As they prepare to graduate on Thursday, many second-year Harvard Business School students have signed a pledge to act ethically in the business world.
Over 335 Harvard students had signed the pledge, known as the MBA Oath, as of yesterday afternoon, according to organizer Maxwell F. Anderson, a graduating business student. Anderson’s goal is to have 50 percent of the class—or 450 students—sign before graduation on Thursday.
Anderson and a committee of students began organizing a campaign for the oath at a meeting on May 14. Throughout the month, when business students have no class and many are traveling, the committee publicized the oath through email and word-of-mouth.
“What’s blown me away is how many people have signed up,” said Nitin Nohria, a Business School professor who co-authored a 2008 article proposing a business code of ethics. “When [Anderson] first proposed the idea, I said if 100 people sign up before graduation that would be great.”
Several students said they were drawn to taking the pledge due to their personal values and the current economic climate.
“We’re in the midst of an unprecedented financial crisis and it’s hard to place blame,” said Brian S. Elliot, a graduating student who helped publicize the oath. “But, I believe that if business leaders show a stronger commitment to ethical behavior, the avarice that has driven many business decisions in the past might be mitigated in the future.”
Anderson said the push to create an MBA Oath began in earnest after he met with Nohria and his colleague Rakesh Khurana, whose research has focused on reforming management education.

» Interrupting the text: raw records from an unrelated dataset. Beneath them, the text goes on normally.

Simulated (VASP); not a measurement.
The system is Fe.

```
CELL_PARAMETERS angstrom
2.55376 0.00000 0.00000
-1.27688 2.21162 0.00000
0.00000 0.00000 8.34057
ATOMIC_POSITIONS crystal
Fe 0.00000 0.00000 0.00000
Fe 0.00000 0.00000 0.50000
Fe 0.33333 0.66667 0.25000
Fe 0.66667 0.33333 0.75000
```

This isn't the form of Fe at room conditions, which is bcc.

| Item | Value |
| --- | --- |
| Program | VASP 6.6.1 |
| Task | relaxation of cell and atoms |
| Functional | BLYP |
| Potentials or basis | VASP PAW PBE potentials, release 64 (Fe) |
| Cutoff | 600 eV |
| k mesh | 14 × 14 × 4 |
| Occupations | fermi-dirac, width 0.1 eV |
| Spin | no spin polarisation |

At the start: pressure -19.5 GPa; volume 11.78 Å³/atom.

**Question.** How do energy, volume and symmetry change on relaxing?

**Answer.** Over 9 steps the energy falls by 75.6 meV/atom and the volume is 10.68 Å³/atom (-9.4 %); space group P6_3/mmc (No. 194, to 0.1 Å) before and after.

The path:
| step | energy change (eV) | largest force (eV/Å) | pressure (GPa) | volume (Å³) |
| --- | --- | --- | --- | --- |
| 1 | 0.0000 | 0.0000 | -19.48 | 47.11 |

Both professors say they encouraged Anderson to promote the oath as a grassroots initiative. Nohria said the sense of student ownership has helped make the movement successful on campus.
“As often happens with our students, it took us 10 years to write this article and it took students 10 days to put it in a form where something’s happening,” he said.
However, not all reaction to the oath has been positive. On several online forums, posters have argued that the oath represents empty rhetoric.
Yet Anderson said he believes that the oath has value even without an enforcement mechanism.
“The analogy I think of is a marriage vow,” Anderson said. “You take your vow, it doesn’t mean you won’t cheat on them, but we still as a society believe in the power of those vows.”
A public pledge also allows for accountability and the organizers are considering support methods, such as ongoing education and online discussions to support oath-takers, Anderson said.
Though the organizers’ focus has been on Harvard Business School, they have been contacted by schools across the country and the globe, according to Elliot. On Tuesday afternoon, more than 100 of the 450-plus signers listed on the mbaoath.org Web site were from schools other than Harvard.
Student leaders in the Class of 2010 are currently considering how to follow up on this initiative’s success, said Patrick S. Chun ’04, incoming co-president of the HBS Student Association. From discussions with student government leaders at other elite business schools, it is clear that there is a broad desire to make ethics more visible, Chun said.
Khurana said students’ passionate feelings about ethics should start important discussions within HBS and other business schools.
“This is the students saying they want to see a very different type of ethos in business,” Khurana said. “As business educators, we need to think about what this means in a very deep and profound way.”